Seoul Incheon airport: terminal was maxed but terminal two open; an LCC terminal is needed
Seoul Incheon is rare in Asia for being a major airport that has built infrastructure ahead of demand. Incheon's terminal space was reaching its maximum, but the Jan-2018 opening of terminal two allows growth for existing runway capacity.
Incheon should perhaps consider a terminal dedicated for low cost airlines. LCCs account for 31% of Incheon's movements – an achievement more by circumstance than by design. Unlike neighbouring Japan, Korea's LCC sector flourished without explicit government policy or encouragement. While LCCs may want a terminal suitable to their needs, Incheon would need to consider diminished duty free revenue – a significant earner for the airports.
CAPA's LCCs in Northeast Asia Summit in Jun-2018 in Seoul, Korea, will explore this and other topics.
- Seoul Incheon handled 62.1 million passengers in 2017, putting a 100 million target in 2028/29 ahead of schedule.
- Runway capacity is available, but terminal space was constrained until the Jan-2018 opening of terminal 2.
- LCCs account for nearly one third of movements and could be better served from a dedicated LCC terminal.
Seoul Incheon Airport handled 62 million passengers in 2017, ahead of target
Seoul Incheon celebrated its 15th anniversary in 2016 and set a target of doubling annual passenger volumes to 100 million by 2030. At the time, the forecast would have resulted in 55.9 million passengers handled in 2017, but Incheon actually handled 62.1 million, putting the airport well ahead of its target.
Perhaps in the target there was some leeway towards marketing and the easy-to-understand "100 million by 2030" figure. Nonetheless, if Incheon continues with its previous growth rate – and not the new, faster growth – the airport will reach 100 million passengers earlier, in 2028 or 2029.
Seoul Incheon International Airport annual passenger traffic and forecast: 2003-2030F
Terminal 2 opened in Jan-2018, providing growth for all
In Jan-2018 Seoul Incheon opened its second terminal, terminal two, slightly behind schedule. Korean Air moved from terminal one to terminal two as the anchor airline, and Korean's SkyTeam partners Delta, Air France and KLM also moved. Other SkyTeam members, such as China Southern, remain at terminal one, as does Korea's second largest airline, Asiana.
Yet the move creates growth for all as terminal one was previously nearly at its maximum during peak hours. Airlines had struggled to add flights at peak times due to lack of terminal space, even though runway slots were available.

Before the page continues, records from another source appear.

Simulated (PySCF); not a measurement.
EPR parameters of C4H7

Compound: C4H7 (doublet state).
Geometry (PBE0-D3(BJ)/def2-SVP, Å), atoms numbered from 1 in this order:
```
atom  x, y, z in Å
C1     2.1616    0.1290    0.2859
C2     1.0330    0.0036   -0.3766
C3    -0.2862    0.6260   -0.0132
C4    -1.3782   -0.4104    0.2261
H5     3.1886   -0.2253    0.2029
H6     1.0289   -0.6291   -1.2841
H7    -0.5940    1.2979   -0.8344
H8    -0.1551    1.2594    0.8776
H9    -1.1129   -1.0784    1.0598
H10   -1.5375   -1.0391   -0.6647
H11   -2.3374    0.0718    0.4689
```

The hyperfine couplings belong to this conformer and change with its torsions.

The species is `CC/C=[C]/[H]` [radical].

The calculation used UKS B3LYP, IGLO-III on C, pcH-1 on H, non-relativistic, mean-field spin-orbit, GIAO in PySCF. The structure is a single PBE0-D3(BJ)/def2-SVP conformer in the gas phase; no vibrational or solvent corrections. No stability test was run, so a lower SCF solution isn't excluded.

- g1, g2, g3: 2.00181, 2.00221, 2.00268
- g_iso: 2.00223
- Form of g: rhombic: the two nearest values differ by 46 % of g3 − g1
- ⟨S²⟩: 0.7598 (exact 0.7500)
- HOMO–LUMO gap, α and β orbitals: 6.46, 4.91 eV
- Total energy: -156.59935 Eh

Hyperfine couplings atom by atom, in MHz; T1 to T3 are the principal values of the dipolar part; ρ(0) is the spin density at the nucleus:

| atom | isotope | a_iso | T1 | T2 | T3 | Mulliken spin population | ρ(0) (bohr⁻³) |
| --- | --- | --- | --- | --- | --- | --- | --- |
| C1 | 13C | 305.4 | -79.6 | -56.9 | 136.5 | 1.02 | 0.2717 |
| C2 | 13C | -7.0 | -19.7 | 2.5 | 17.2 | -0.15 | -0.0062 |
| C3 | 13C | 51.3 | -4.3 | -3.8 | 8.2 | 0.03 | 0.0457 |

For further information on, and to register for, CAPA's North Asia LCC Summit to be held in Seoul on June, please see Register Now
Last year's event, in Osaka, was attended by 350 delegates, including 110 airline representatives
LCCs represent 31% of Incheon's movements
In Feb-2018 LCCs account for 31% of Incheon's aircraft movements, according to CAPA and OAG data. Incheon's third, fourth, fifth and sixth largest airlines by movements are all LCCs (local Korean LCCs). Its ninth largest operator, Air Seoul, is also an LCC.
Seoul Incheon aircraft movements by largest airlines: week commencing 19-Feb-2018
The great LCC terminal debate: costs
Korea's LCCs, and the presence of foreign LCCs, are growing in size but also in sophistication. They are maturing and feeling more comfortable challenging the status quo, where Korean Air and Asiana are "the establishment".
Korea's LCC sector grew more by circumstances than by explicit design. It is impressive that Korea attained so many LCCs and with prolific size (over half of the domestic market), despite the fact Korea had no policies to support LCCs. In contrast, Japan's LCC sector emerged quickly due to government encouragement and policy changes.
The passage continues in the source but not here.